So I spent the greater part of the first day here jury-rigging a temporary workspace: buying a 5m Ethernet cable to throw down into the living room, tying together a garden table so that it came out at right height for typing, and covering a wooden garden chair with a blanket to approximate a vaguely comfortable work chair.
I gather that my experiences are not necessarily reflective of all the units here — each unit is furnished by its owner to their particular taste — but there does seem to be a general consensus that Colleta in general isn’t presently the best place to get work done for the drop-in visitor.
One answer to this is the e-office complex, a new development, funded by the condo owners themselves, that’s slowly coming together under the parking lot at the edge of the village. One of those projects with a deadline forever in the future (it was supposed to open in July, the website now says “opening December 2006” but I can assure you that it won’t), when the e-office complex is finished it’s supposed to help solve this workplace problem by offering a sort of “Queen Street Commons in Italy:” meeting rooms, “hot desks” and other facilities to allow people to get work done.
While this does seem like a positive development, and something that might help to stanch the creeping “vacation condo” trend here — one resident was quoted as saying “The village was deserted, we have reconstructed it: but what of the future? Either we do something or it will become a holiday home place.” — I must say that one of the appeals of a “working vacation” for me is working and living in the same space. I like cooking a little pasta, hacking a little Javascript, cleaning the bathroom, rebooting the server: it’s a very sensible way to work. I’m not completely convinced that having “an office” to go would be the solution for me.

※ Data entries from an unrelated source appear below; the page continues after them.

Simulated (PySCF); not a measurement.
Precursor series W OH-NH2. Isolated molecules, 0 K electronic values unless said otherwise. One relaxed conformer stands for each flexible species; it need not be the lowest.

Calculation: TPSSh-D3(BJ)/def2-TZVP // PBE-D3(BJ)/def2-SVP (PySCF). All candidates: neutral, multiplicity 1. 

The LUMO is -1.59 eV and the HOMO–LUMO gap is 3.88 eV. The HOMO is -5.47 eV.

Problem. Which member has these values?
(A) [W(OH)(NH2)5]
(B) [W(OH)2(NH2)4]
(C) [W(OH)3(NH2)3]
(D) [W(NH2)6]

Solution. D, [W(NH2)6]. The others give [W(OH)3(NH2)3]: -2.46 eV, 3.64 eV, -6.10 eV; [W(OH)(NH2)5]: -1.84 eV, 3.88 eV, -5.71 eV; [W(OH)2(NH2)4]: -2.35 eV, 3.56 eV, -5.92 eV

The other odd thing about the “e” in “e-village” is the actual Internet bandwidth itself. While there is a big honkin’ 155 megabit fibre connection down into civilization, the village has only contracted for 1 megabit of it. Which is less bandwidth than I’ve got running into my home in Charlottetown. There was much discussion over the olive-harvesting weekend about the need to renegotiate this contract, and even replacing fiber with copper. That said, with the exception of a few Internet failures, some explained and some mysterious and somehow related to a DHCP problem, the bandwidth served my purposes here well; the fact that I could suck up all of the available Internet with a couple of Bittorrents, however, suggests that as the village evolves, it will need more juice.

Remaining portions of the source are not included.